For such goals, the problems of distance, time, and availability can sometimes pose big hurdles. But if you're sensing a tug to start graduate school, take a good look at Southeastern's online Master of Education in Teaching and Learning, and watch those hurdles dissolve. Your courses for this program are as close as your keyboard and within a time frame that fits your needs.

We see it this way: You're a K-12 teacher in a public school system, a private school, or a Christian school anywhere in the world, ready to perk up both your resume and your classroom skills. So you need a program that offers convenience, flexibility, and immediately useful content. And as a teacher seeking to approach your work from a solid grounding in Christian principles, you deserve an institution that lives by them: Southeastern University.

Completing a master's degree online
Everything you need in a graduate course—an experienced and caring professor, an interesting assortment of students, a series of intriguing assignments, plenty of discussion and feedback—you can access from your own computer screen. Wear your grubbies, if you like; bring a bowl of popcorn; or set up your laptop at the closest coffeehouse. Southeastern's online experience fits smoothly into your daily life.

Through Blackboard, an interactive software platform, your Southeastern professor posts the syllabus, course assignments, and links to articles and videos. Interaction among class members happens via online discussion boards. You complete reflection papers and other assignments on your own, then e-mail them to your professor, who responds personally to your work.

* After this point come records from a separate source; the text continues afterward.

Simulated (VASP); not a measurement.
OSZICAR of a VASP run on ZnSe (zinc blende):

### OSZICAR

Invariably, the question arises: "How can a person learn teaching methods online?" Beyond exploring theories of learning, examining current research on best practices, and analyzing day-to-day teaching experiences, your professors lead discussion on a variety of strategies, illustrated in carefully selected online videos. What's more, your online learning is active learning, in which you expand your repertoire of teaching skills by intentionally taking responsibility for that process. As you and your professors work together, you become proficient in team-based methods that actively engage students, such as small-group work, student-to-student feedback, and individual synthesis of learning, followed by sharing what is learned.

To help you refine skills such as classroom management and teaching for diverse learners, we address questions like these: "What does the research tell us about ways to build classroom communities?" "What methods help you use the affective domain (how students feel) to strengthen the cognitive domain (how students think)?" "If students assigned to a collaborative learning activity, such as a lab experiment or a report, are not staying on track, how can you nudge them back into interdependent work?"

Our professors
From your Southeastern professors, expect a sense of connection that leaps across cyberspace. These servant leaders practice a pastoral approach, bringing their rich and deep experience to offer you useful tools for enhancing students' classroom learning. Their backgrounds include school administration and teaching in locations spanning the U.S.

At your own pace
Earning the Master of Education in Teaching and Learning at Southeastern requires 12 courses (36 credit hours), completed within your own time frame. Each course is eight weeks long and requires, on average, eight to ten hours of work per week. Each semester (including the summer), Southeastern offers one course for the first eight weeks and then two courses the second eight weeks. Students can take one, two, or three courses per semester. After each semester, you can choose either to take the next course—or courses—or to stop for a while. If you put yourself on a fast track—three courses every semester—your fourth semester (16 months from when you began) will end in graduation. If a more leisurely pace suits your circumstances, you can take as long as you like. The choice is completely up to you.

Another option: the Graduate Certificate
If your undergraduate major was not education, you may simply want to take the education courses that your state requires for teacher certification. Southeastern offers you an especially practical option: Instead of taking additional undergraduate courses, you can select four of our program's courses (among six possibilities) for graduate credit.

This option jumpstarts two goals simultaneously. You earn education course credits toward certification, and you also complete four graduate courses (a total of 12 credit hours) that will transfer directly into our Master of Education in Teaching and Learning once you're ready to begin your graduate degree.